Whether there is Hope in the Blessed
We proceed to the second article thus:
1. It seems that there is hope in the blessed. Christ was the perfect comprehensor from the moment of his conception, and he had hope, since it is said in his person in Ps.31:1: |In thee, O Lord, have I hoped,| as the gloss expounds it. There can therefore be hope in the blessed.
2. Again, just as to obtain blessedness is an arduous good, so is to continue in blessedness. Men hope to obtain blessedness before they obtain it. They can therefore hope to continue in blessedness after they obtain it.
3. Again, it was said in Art.3 of the preceding question that by the virtue of hope one can hope for blessedness for others as well as for oneself. Now in heaven the blessed hope for the blessedness of others, since otherwise they would not pray for them. There can therefore be hope in the blessed.
4. Again, the blessedness of the saints means glory of the body as well as of the soul. But it appears from Rev., ch.6, and also from what Augustine says in 12 De Gen. ad Litt.35, that the souls of the saints in heaven still await the glory of| the body. There can therefore be hope in the blessed.

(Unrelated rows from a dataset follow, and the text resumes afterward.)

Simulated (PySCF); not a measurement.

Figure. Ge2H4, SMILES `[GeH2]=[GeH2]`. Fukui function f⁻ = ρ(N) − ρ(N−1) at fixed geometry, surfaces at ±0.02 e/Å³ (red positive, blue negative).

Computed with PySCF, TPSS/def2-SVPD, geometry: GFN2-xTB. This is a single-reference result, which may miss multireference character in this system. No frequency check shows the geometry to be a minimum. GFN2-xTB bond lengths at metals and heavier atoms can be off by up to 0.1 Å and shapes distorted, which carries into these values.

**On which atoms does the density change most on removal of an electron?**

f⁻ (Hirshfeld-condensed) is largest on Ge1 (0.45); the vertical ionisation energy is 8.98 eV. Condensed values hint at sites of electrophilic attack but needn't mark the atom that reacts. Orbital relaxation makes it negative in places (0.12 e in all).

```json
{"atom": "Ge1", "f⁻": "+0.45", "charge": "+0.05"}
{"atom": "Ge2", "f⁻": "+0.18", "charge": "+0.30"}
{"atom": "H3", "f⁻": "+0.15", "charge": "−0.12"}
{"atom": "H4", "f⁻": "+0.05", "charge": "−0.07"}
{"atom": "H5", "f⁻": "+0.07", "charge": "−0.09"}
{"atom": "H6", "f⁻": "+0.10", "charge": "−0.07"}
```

On the other hand: the apostle says in Rom.8:24: |for what a man seeth, why doth he yet hope for?| The blessed enjoy the vision of God. There is therefore no place in them for hope.
I answer: if that which determines the species of a thing is taken away, its species is taken away, and it cannot continue to be of the same species, any more than a natural body whose form has been removed. Now hope, like the other virtues, derives its species from its principal object, as we said in Q.17, Arts.5 and 6, and in Pt. I, Q.54, Art.2, and its principal object is eternal blessedness as possible through divine help, as we said in Q.17, Arts.1 and 2. But a good which is arduous yet possible can be hoped for only when it belongs to the future. There cannot then be hope for blessedness when it is no longer future, but present. Hope, like faith, is therefore done away in heaven, and there can be neither hope nor faith in the blessed.
On the first point: although Christ was a comprehensor, and therefore blessed in the enjoyment of God, he was nevertheless a wayfarer in respect of the passibility of nature, while subject to nature. He could therefore hope for the glory of impassibility and immortality. But he would not do so by the virtue of hope, the principal object of which is not the glory of the body, but the enjoyment of God.
On the second point: the blessedness of the saints is called eternal life because the enjoyment of God makes them in a manner partakers of the divine eternity, which transcends all time. There is therefore no distinction of past, present, and future in the continuation of blessedness. Hence the blessed do not hope for the continuation of blessedness, but have blessedness itself, to which futurity is not applicable.
On the third point: so long as the virtue of hope endures, it is by the same hope that one hopes for blessedness for oneself and for others. But when the hope with which the blessed hoped for blessedness for themselves is done away, they hope for blessedness for others by the love of charity, rather than by the virtue of hope. In a similar way, although one who has charity loves both God and his neighbour with the same charity, one who does not have charity can love his neighbour with a different kind of love.
On the fourth point: hope is a theological virtue which has God as its principal object. The principal object of hope is therefore the glory of the soul which consists of the enjoyment of God, not the glory of the body. Moreover, although glory of the body is arduous in relation to human nature, it is not arduous to one who has glory of the soul; not only because glory of the body is comparatively less than glory of the soul, but because one who has glory of the soul already possesses the sufficient cause of glory of the body.